I posted a comment on Tobold's blog for his Open Sunday extravaganza about smaller MMOs and decided to epand on that idea.
The current crop of MMO failures don't seem to be failing from their core ideas, but rather the implementation of too many features. They seem to suffer from a "grand scheme" syndrome. They came onto the market claiming to be able to please as World of Warcraft pleases, but would not be clones of the behemouth. Yet, inevitably they were just that.
The problem isn't so much that they looked like World of Warcraft, or even played like it. The problem is that they tried to put as much stuff on the table as World of Warcraft did. World of Warcraft is HUGE. After 2.5 years of playing World of Warcraft, I still have yet to explore every zone and am still encountering new aspects of the game for the first time. When Blizzard set out to make World of Warcraft, they obviously set out to also fill their online world with everything they could conceive of. Yet, even World of Warcraft was technically never finished even after all of this time. There are areas on the world map that are closed off, instance portals with no instance, battlegrounds with no battles, instances with no entry... World of Warcraft succeeded in spite of this because they had so much content that was complete and polished.
The recent crop of failures failed to take into account some important key details. The worlds they are creating need to be filled with appealing content that is polished and functional. If the world map is as large as vanilla WoW, but the content is rushed in to fill that world then you will end up with sparse, buggy features.
If the preliminary design meetings consist of grand ideas of gargantuan worlds packed with revolutionary features, it's already time to shut the game down. It doesn't matter if this game is as far from Blizzard's fantasy game as you can get, you are still trying to follow the World of Warcraft model of HUGE and PACKED WITH FEATURES.
Maybe Hellgate: London would have lasted if the game had be designed a little smaller with fewer features intended for launch. Then they would not have had to spend six months of more trying to patch fixes rather than concentrate on some of the other features they had planned.
The same goes for Tabula Rasa. And also Age of Conan.

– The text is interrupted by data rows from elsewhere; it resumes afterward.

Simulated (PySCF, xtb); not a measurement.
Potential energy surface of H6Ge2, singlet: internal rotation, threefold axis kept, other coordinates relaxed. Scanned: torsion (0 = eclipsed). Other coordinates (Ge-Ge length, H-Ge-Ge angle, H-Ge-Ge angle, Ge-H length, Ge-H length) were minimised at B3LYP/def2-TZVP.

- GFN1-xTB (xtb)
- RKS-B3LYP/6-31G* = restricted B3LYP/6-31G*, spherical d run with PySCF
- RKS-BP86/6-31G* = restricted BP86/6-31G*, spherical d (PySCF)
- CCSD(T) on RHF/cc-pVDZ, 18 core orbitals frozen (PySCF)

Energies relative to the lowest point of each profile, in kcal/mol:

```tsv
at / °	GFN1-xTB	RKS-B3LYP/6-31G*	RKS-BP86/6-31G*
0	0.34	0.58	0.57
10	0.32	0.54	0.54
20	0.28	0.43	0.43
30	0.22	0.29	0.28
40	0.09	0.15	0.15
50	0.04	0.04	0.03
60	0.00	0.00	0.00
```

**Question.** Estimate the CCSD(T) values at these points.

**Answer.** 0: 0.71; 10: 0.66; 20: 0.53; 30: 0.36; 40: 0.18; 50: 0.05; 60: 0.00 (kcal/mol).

These games are simply too big for their planned launches. They need to trimmed down very early on in the process. Smaller worlds with fewer features should be the design theory. Developers can add anything they want to their games after launch, but if they are forced to spend their first six months fixing the entire game then they can't get to the "new" features in a timely manner.
Sure, game launches will likely always have hiccups, but the biggest problems should be server oriented (which can be fixed within days) rather than due to buggy game code that takes months to work out.